Howard Zinn, the late historian and activist, once said, “You can’t be neutral on a moving train.” The train is moving. Here are some principles on which I cannot and will not be neutral:
- All people deserve to be treated with dignity, respect, and compassion. This includes especially those people who seem to be easy for others to marginalize, demonize, and victimize: women, people of color, the disabled, immigrants, members of the LGBTQ community, the elderly, the poor, the sick, prisoners, and people who choose religions other than Christianity as well as those who choose not to affiliate with any religion at all.
- We must uphold and defend our Constitution, including our First Amendment protections for freedom of speech, freedom of the press, freedom of assembly, freedom of religion, and freedom to petition our government for redress of grievances.
- We need to maintain the separation between church and state.
- A vibrant democracy requires a free and independent press.
- Education is a public good that creates an informed citizenry. We must support access to free, high quality public education for all.
- Our public officials should be accountable, ethical, transparent, and truthful.
- Service to citizens is the essence of government. Our government officials should not enrich themselves, their families, friends, or donors, at the expense of the citizens they serve.
- Health care is a human right.
- We need to protect the environment and the world’s natural resources from greed and undue reliance on fossil fuels.
- We have a right to live our lives in privacy, free of government and corporate surveillance.

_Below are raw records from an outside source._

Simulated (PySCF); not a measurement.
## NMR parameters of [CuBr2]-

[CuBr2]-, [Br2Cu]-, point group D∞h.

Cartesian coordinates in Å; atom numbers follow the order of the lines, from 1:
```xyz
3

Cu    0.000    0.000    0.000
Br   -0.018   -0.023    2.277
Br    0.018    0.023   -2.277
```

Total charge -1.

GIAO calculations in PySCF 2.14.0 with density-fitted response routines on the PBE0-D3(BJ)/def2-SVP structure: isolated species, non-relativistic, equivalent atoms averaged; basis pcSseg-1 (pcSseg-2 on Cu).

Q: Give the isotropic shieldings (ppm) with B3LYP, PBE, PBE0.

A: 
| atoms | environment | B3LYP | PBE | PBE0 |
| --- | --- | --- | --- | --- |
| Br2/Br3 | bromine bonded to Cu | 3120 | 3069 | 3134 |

- Severe economic inequality destroys the fabric of society. We must recognize that laws that unjustly enrich the few at the expense of the many, rather than any individual’s lack of effort or merit, are often at the heart of economic inequality. When we see laws that foster inequality, we must fight to change them.
- People should come before profits.
- Corporations are not people.
These principles are not radical. They have been expressed, to greater or lesser extent, in the Universal Declaration of Human Rights and also The Constitution of the United States. On these principles, I am not neutral and will not be silent.